I am always in favor of inspiration and the wonderful ways it affects my life. Although lately I have been having second thoughts.
I am an aspiring romance writer and my favorite sub-genre would be paranormal romance. So naturally I relish any opportunity to use life’s experiences as an idea for a scene. All the emotional experiences I pick up along the way are useful too of course.
But a few days ago I was struck with a situation I do not ever want to be placed in again. There is a man who walks around in my neighborhood who is well known for coming onto your private property to unlawfully lay claim upon your possessions. Well, not only that but he is just creepy. He pretends to be crazy but I don’t think he is. He is just shifty.
Anyway, while I was alone on Thursday he came to my house. He was demanding I give him something to eat and when I refused (because if I do he just keeps coming back everyday) he kept bringing up something else and then something else, just to keep me outdoors and talking to him while his eyes roamed over my fully dressed body. I felt so vulnerable and so violated by the way he was staring at me. Something about him just screams danger. Anyway after asking him to leave numerous times and after the dogs were tired of barking at him, he finally left.
Even though he was gone I did not feel relieved. Because this was not the first time he showed up at my house. The last time I was in the street and he just approached me and started telling me how good I looked and before I knew it he was right there next to me, almost taking hold of me. Luckily I rushed behind my gate and I locked it before he could follow me in.
He always just shows up and refuses to leave. The police don’t really arrest him because I always see him prowling the neighborhood again soon, even though he behaves like a criminal. I have this fear that one day I will run into him when I am out and about and alone or that he might break into the house while I am alone or something and I don’t even want to think about what could happen if he does.

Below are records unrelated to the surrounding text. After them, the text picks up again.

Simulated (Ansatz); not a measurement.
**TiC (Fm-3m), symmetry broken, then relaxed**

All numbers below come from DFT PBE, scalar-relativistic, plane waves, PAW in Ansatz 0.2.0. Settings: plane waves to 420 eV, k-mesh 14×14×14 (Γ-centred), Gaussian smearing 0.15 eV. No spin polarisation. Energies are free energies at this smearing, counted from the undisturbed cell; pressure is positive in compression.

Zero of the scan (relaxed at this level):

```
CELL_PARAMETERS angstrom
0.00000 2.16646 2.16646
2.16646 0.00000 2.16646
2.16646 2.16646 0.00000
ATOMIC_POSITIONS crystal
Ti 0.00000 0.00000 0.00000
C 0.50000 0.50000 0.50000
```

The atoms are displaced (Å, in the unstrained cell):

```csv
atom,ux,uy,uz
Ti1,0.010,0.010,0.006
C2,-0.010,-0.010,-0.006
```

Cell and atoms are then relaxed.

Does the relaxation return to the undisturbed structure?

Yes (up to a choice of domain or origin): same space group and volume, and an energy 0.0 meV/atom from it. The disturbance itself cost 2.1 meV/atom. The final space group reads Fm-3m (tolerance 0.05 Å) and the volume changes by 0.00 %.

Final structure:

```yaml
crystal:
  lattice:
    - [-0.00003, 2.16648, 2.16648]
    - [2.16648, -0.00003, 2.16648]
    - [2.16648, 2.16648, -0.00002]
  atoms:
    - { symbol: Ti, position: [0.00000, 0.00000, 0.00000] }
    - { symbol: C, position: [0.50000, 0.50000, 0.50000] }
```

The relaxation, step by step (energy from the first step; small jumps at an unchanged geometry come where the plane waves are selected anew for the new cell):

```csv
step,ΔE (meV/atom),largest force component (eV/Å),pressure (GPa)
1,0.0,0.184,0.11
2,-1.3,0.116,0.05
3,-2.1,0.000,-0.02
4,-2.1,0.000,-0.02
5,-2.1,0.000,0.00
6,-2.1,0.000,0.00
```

Maybe I am just being paranoid. All I know is that I don’t like feeling like a victim or like prey. This kind of fear is intolerable. I suppose I could use it to describe how defenseless a human feels in the presence of an immortal, but using him and his horrid creepiness as inspiration…would just taint my novel. I would not dare give him that much credit.
I am mean I know, but I don’t like it when someone makes me uncomfortable or scares me to the point that I am afraid to stick my head out of the front door.